HOSCHTON -- If one were to look for someone to serve as an ideal model for a student-athlete, Sierra Menzies might be a good subject to start with.
The latter-half of the term will be sternly test when she and the rest of the Mill Creek girls basketball team (11-4) begins a rigorous week with Region 7-AAAAA games against state-ranked North Gwinnett (No. 7) tonight and Norcross (No. 2) on Friday.
But the 5-foot-5 senior has balanced both roles quite well in her four seasons as the Hawks starting point guard.
"She's definitely very coachable," Mill Creek girls coach Ashley Phillips said of Menzies. "She's been a varsity player since her freshman year, partially because she understands the game and is willing to do things like play defense and being a distributor of the basketball -- things that are not necessarily what people dream of doing."
Menzies is good enough to realize her role and to maximize her efficiency in it.
Her numbers -- she's averaging 3.0 points, 3.1 assists, 1.8 steals and 2.6 rebounds per game this season and 4.0 points, 2.7 assists, 1.8 steals and 1.7 rebounds for her career -- are somewhat modest.
But make no mistake, she is a major reason the Hawks have posted a 79-28 record, including two Region 7-AAAAA championships and trips to Class AAAAA state tournament each of the last three seasons, since she inherited the starting point guard job from Porsha Porter, who is now at Mississippi State.
And Menzies credits her ability and willingness to learn -- something she's demonstrated often in high school with a 3.9 grade point average and a 1,940 out of a possible 2,400 on the SAT -- for much of her success on the court.
In fact, her more scholarly pursuits were a passion for her long before hoops.
"I'm definitely was the kind of student who would get mad about a B," Menzies said. "I'd rather sit down and read a book than talk to people ... at an early age. I came out of my shell more once I started playing (basketball).
"It's funny because I really didn't start getting into it until maybe middle school. I preferred to sit down and read a book. I'd be reading books at my sister's practices, and the coaches would be like, 'Sierra, do you want to play?' And I'm like, 'No, no.' I played in the park and stuff, but I didn't really start playing seriously until middle school. Once I got into it, I was into it."

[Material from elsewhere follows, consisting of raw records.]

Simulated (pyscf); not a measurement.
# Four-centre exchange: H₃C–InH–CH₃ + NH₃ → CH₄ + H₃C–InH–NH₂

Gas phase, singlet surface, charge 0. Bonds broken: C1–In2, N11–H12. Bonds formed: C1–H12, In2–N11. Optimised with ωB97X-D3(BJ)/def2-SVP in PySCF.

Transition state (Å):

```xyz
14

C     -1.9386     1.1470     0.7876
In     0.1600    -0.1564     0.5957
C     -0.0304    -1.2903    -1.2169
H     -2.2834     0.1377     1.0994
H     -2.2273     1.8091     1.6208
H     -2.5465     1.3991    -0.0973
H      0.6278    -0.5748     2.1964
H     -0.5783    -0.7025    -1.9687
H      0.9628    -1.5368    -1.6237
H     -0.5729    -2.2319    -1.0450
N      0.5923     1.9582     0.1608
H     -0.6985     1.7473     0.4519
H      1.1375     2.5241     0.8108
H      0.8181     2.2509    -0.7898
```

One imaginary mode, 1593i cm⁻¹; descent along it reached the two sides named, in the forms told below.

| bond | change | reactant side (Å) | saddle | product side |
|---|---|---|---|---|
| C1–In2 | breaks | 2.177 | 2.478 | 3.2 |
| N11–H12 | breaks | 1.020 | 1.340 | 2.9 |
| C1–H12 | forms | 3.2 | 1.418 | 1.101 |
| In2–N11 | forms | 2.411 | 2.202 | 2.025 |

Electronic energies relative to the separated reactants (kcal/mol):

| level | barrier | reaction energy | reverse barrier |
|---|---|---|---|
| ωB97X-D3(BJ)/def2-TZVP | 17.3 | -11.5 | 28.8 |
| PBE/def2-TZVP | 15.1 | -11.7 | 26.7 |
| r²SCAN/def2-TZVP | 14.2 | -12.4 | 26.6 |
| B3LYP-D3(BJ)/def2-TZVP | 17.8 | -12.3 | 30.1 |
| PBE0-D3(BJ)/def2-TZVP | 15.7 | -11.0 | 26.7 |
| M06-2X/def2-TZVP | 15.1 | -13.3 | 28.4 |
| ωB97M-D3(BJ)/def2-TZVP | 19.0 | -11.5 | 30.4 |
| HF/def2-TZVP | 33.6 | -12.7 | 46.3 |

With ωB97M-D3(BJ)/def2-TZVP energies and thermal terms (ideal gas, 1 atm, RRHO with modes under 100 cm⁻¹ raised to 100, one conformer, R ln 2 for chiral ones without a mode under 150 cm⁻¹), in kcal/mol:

It shouldn't be too surprising Menzies eventually found a love of basketball. After all, it runs in her family.
Her father Eric played at California State University-Los Angeles. Her uncle Marvin is head men's basketball coach at New Mexico State University. And her sister Eryka is a junior guard at Augusta State.
All that basketball knowledge close at hand has also given Menzies a resource to become a true student of the game.
"My whole family played (basketball)," Menzies said. "We're just a sports family, I guess, but especially basketball. My uncle, he's helped me as much as my parents have.
"My mom (Allyson) talks to me a lot about being a student of the game. She told me going into eighth grade, 'I'm pretty sure you're done growing.' Especially if you want to play in high school, you've got to learn how to handle the ball."
Phillips has been very pleased with the ball-handling ability -- as well as other skills -- Menzies has brought to the Hawks' program from the day her family moved into the Mill Creek area from California prior to her freshman season.
The timing of her arrival at Mill Creek couldn't have been any better. In addition to succeeding Porter, her skilled complemented and meshed well with teammates who turned out to be big-time, go-to scorers -- first Moneshia Simmons and then Jasmine Carter.
And while her skills are decidedly different from her Porter's, Phillips says Menzies' presence has brought the same continuity and leadership her predecessor displayed, which has been a key to maintaining the program's success.
"She was a freshman the year after Porsha Porter graduated," Phillips said. "We've (been a varsity program) for eight years, and we've had just two starting point guards. They're totally different players, but they're both really good point guards.
"(Menzies is) very good at understanding what's going on. When I'm about to say something, she's already saying it. ... She's a really conscientious person. ... She's always involved in something."
Indeed, Menzies is also involved in other school activities in which her leadership and willingness to help her peers come in handy, such as being part of Mill Creek's student government and TALON (Teach Advanced Leadership and Opening Networks) organization and one of three representatives from the school to the Gwinnett Student Leadership Team.
And as much as she loves basketball, she is planning on her academic life taking priority when she heads to college next year.
However, she hasn't ruled out the possibility of eventually trying to walk on to the basketball team wherever she winds up.
"I see my mom. She attended (Cal-) Berkeley. She was always a good student, and I really look up to her. I guess I like the feeling of getting an A. From there, I think doing well in school kind of fueled (me and told me) I need to do the best I can in everything, not just in school.
"I recently decided I didn't want to play in college. I want to go just for academics. I'm leaning toward Georgia Tech, more than likely, or Duke. I really have thought about (possibly walking on), but I feel like ... the first year, I want to get my feet wet (with the college experience) and see."